Friday, 7 July 2017

UK and Thailand Road Safety weaving all over the road?

Khun Anchalee Kongrut swerves around none of the concerns of drink-driving and road safety in Thailand in her article:

Certainly 40 road deaths per day and 25% of those due to drink-driving is sadly Thailand living down to its reputation as one of the world’s worst nations for road safety.

And if the Buddhist Lent ban on drinking may reduce deaths over the long holiday weekend, then is the reality 6 months on from the 7 Dangerous Days of Xmas and Thai New Year that the death toll will simply remain as high as ever by next Xmas?

The reforms on passenger bans in the back of trucks and on minivans and seatbelt wearing will be fruitless unless drink-driving is tackled hard.

Britain can take great pride in its road safety work over the decades – and there is no quick fix it does take decades of consistent and rigorous effort - and is now rivalled only by Sweden as the safest roads in the world.

##UK Road Safety##

Chief Inspector Phil Vickers the road safety expert at Lincolnshire Police – one of the 43 UK police forces – has done much to promote the #Fatal4 next wave of road safety measures of which drink driving is a persistent problem.

While both Lincolnshire Police and Chief Constable Simon Byrne of Cheshire Police have been active in highlighting road safety work, especially speeding and drink driving with the Police Interceptors TV show.

If Red Bull has given wings to its heir now on the run – the Lord Lucan of fizzy drinks- it would be unthinkable for any cop-killer on UK roads to escape justice for so long. And Yoovidhaya having fled London before being collared managing to flee in a private jet to Singapore, raises concerns over Interpol’s activity so far.

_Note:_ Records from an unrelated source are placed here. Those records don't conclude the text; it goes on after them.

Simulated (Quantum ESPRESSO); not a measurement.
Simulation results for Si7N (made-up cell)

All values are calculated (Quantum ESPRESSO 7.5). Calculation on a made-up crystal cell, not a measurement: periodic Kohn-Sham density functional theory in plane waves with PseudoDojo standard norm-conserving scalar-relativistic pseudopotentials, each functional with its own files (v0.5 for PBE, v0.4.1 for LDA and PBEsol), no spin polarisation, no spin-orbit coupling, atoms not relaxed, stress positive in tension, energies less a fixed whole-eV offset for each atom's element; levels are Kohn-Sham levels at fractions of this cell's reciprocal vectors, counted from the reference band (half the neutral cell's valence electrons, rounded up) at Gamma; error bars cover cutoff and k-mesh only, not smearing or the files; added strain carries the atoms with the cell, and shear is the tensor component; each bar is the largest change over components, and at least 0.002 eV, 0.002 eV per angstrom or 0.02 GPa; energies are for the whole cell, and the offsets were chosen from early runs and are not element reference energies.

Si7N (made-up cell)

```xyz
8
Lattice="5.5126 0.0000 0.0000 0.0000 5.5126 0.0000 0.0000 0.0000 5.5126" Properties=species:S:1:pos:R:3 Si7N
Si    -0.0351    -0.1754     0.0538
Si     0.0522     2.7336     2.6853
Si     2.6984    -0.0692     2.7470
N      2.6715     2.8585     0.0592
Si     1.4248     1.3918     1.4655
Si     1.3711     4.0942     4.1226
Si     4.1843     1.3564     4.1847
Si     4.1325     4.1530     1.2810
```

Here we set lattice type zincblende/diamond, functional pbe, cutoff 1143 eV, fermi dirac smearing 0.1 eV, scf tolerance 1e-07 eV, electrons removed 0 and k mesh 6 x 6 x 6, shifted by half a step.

As an aside, it raises questions over what the lawyers were saying to the courts until now in the Red Bull case. And certainly UK can take no pride in a wave of corrupt lawyers and courts – not just the South Thanet election fraud nor Russian libel tourism nor even Lord Grabiner and his cabal of crooked barristers in One Essex Court but also blatant HMRC fraud by Lawrence Stephens lawyers:

But with road safety, Chief Constable Pughsley of Kent Police can cite great improvements in frontline Kent with the police HGV to spot long distance lorry drivers drinking or using the mobile phone. Even watching television – presumably not Police Interceptors – while at the wheel.

Using a mobile phone while driving has been vigorously clamped down on as one of the #Fatal4 in the last year with a $300 fine and 6 points (out of 12 before a ban) on a licence.

While the Road Safety Experience by Kent Fire and Rescue (called out to rescue drivers from the mangled wreckage of car crashes as well as from burning buildings) is an unusual tourist attraction with not just the proverbial beer goggles on how drinking affects driving but road simulators etc.

While forensics are vital in road safety for crash analysis and the plethora of other techniques such as Cold Case review, crash analytics eg injuries caused by car keys requiring vehicle redesign or autoparts review such as brakes and larger scale reporting and recalls such as the Vauxhall Zafira fires are part of the police road safety armoury.

##UK and Thailand Road Safety##

And Bobby Bear merchandising surely a missed opportunity so far at King Power or the Siamese Foxes of Leicester City and the neat flourishes of a police tyre gauge thingummy to check tyre tread for road safety, laminated checklists, and windscreen ice scrapers. The latter admittedly not much use in Thailand.

Surely UK and Thailand working together should enable the boys in brown to get together with the boys in blue at the Road Safety Experience as well as Hendon and share knowledge and tips? To put it bluntly, Thailand would be pushing against an open door to easily access decades of road safety work that works.

And Kent Police are going into overdrive for the Summer road safety campaign – deaths on UK roads counter-intuitively more in Summer than the Xmas festive season due to longer evenings and pub drinking. Bizarrely KCC council are running separate rather clunky campaigns on mobile phones and even worse passengers and speed which is both mixed messages and campaign dilution at its worst.

In my politics work Garbutt for Ramsgate Mayor and MP I’ve urged Frontline Kent as a hothouse of innovation with 20mph zones (down from the usual 30mph) for 10 miles radius around town centres:

In my Sincerity advertising role, one of the most effective UK road safety campaigns was the Kill Your Speed not a Child ads as research showed adhering to the 30mph limit would reduce child deaths.

Plus I’ve urged zero drink-driving (currently about one pint of beer is allowed) and even the USA system of no booze in cars at all, except locked in the boot, and certainly no open cans or bottles.

And if Khun Anchalee expresses concern over jail sentences for drink driving that would be one tool in the armoury to make a huge dent in drink-driving initially. While the Don’t Drive Drunk Foundation along with GRSP Global Road Safety Partnership must surely have a more active role to play with government to prevent half measures on drink driving?

Khun Anchalee’s potential dashboard cam for her car raises questions over the efficacy of Thailand’s CCTV and road camera systems first raised with the central BKK wat bomb - and the age-old problem of the public sector in the public paying twice, once for the system and then once again to do it themselves properly.

Shouldn’t UK and Thailand take turns at the wheel in sharing road safety experience before the 7 Dangerous Days come hurtling around the corner again?